October 28, 2019

Bridging to Professional Practice

Photo of Master of Urban Planning (MUP) student Asela Chavez-Basurto.

Image provided by Sound Transit.

“I’ve spent the last year acquiring knowledge, and this was the chance to translate all of that into tangible work that’s useful to others.”

Master of Urban Planning (MUP) student, Asela Chavez-Basurto, dove into professional practice during a summer internship at Sound Transit. She took on real-world planning projects in Seattle, further exploring the dynamics of collaborative teamwork. Specifically, Asela joined the Sound Transit Planning, Environment and Project Development department. As a result, she focused much of her time on alternative transportation. She worked to assess and improve the Sound Transit bike program in particular.

The internship experience

Asela managed two projects that studied morning peak-hour bike ridership. Notably, she focused on studying bike commuting trends at busy light rail stations. The projects included conducting time-intensive bike count surveys. Subsequently, Asela employed the help of multiple volunteers to successfully complete this work. Through this process, she provided key leadership in the field. Asela specifically organized survey schedules and directly trained volunteers to collect data. Above all, she gained valuable perspective in a project management role. Accordingly, Asela integrated classroom lessons with her growing on-the-ground knowledge. Most significantly, she completed work that has a measurable impact for her community.

“For me, the most valuable part of my internship experience has been the opportunity to apply my skills directly,” Asela shared. “I’ve spent the last year acquiring knowledge, and this was the chance to translate all of that into tangible work that’s useful to others.”

Image Asela with fellow 2019 Sound Transit Interns touring the Northgate Link Light Rail Station construction site.

Image provided by Sound Transit.

Looking at the bigger picture

“I observed that sometimes buildings were built for the architects and not its users and I wanted to have a broader impact.”

Asela is originally from Mexico, where she initially studied architecture. She’s lived in the Seattle area for the past five years. Presently, Asela in her 2nd year in the University of Washington MUP program. After graduation, she wants to focus on addressing the larger, interconnected issues around urban design and planning.

“Architecture gave me valuable skills and experiences, but I felt it did not include the kind of problems I was passionate to resolve,” she explained. “To me, site analysis and user input were as pivotal as design styles. I observed that sometimes buildings were built for the architects and not its users and I wanted to have a broader impact.”

Ultimately, Asela learned about professional practice directly. In addition, she shared the insights she gained with others. She presented her work at the 2019 Sound Transit Intern Presentations. This annual event, open to the agency’s entire 800 plus workforce, gives interns a platform to showcase their projects.
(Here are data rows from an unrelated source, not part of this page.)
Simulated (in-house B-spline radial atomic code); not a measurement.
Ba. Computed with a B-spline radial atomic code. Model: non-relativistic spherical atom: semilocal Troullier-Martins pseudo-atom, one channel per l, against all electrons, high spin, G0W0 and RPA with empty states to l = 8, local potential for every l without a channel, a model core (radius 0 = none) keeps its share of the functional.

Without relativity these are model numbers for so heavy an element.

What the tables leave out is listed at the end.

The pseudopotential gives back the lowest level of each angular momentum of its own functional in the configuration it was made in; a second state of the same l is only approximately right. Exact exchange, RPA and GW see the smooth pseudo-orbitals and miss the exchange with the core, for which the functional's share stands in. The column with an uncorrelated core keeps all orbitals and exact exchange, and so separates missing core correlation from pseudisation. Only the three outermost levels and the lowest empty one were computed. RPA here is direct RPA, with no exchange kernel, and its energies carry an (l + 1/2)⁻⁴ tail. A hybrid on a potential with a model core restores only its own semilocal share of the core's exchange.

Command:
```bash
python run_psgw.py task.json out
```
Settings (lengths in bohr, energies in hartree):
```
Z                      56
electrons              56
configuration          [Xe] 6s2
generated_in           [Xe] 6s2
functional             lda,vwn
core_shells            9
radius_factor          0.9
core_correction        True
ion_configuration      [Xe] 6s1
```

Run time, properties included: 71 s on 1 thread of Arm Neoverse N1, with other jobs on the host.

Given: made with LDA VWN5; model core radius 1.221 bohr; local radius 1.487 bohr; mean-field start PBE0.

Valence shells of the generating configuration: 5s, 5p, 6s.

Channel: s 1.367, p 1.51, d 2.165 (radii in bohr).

“My most memorable experience at Sound Transit [was] giving my internship presentation,” said Asela. “I loved sharing my experience at the department and the projects I worked on. The presentation was an opportunity to introduce myself, my goals, and my contributions.”

Photo of Asela Chavez-Basurto presenting at the 2019 Sound Transit Intern Presentations.

Photo provided by Sergio Lira.

Laying a strong foundation

For planning students like Asela, the combination of academic and internship experience is often helpful for career preparation. That is to say, internships can compliment academic learning. They offer an important glimpse into professional practice. Moreover, having the opportunity to contribute to team projects, and accordingly network with established professionals, can create rich opportunities post-graduation.

“Through the MUP program, I’ve acquired knowledge of regional regulations and professional processes that allow me to understand the current issues and potential solutions. It’s not difficult for me to know where my contributions could fit into the work of the agency and also on the development of the city and the region; this inspires me to work hard every day.”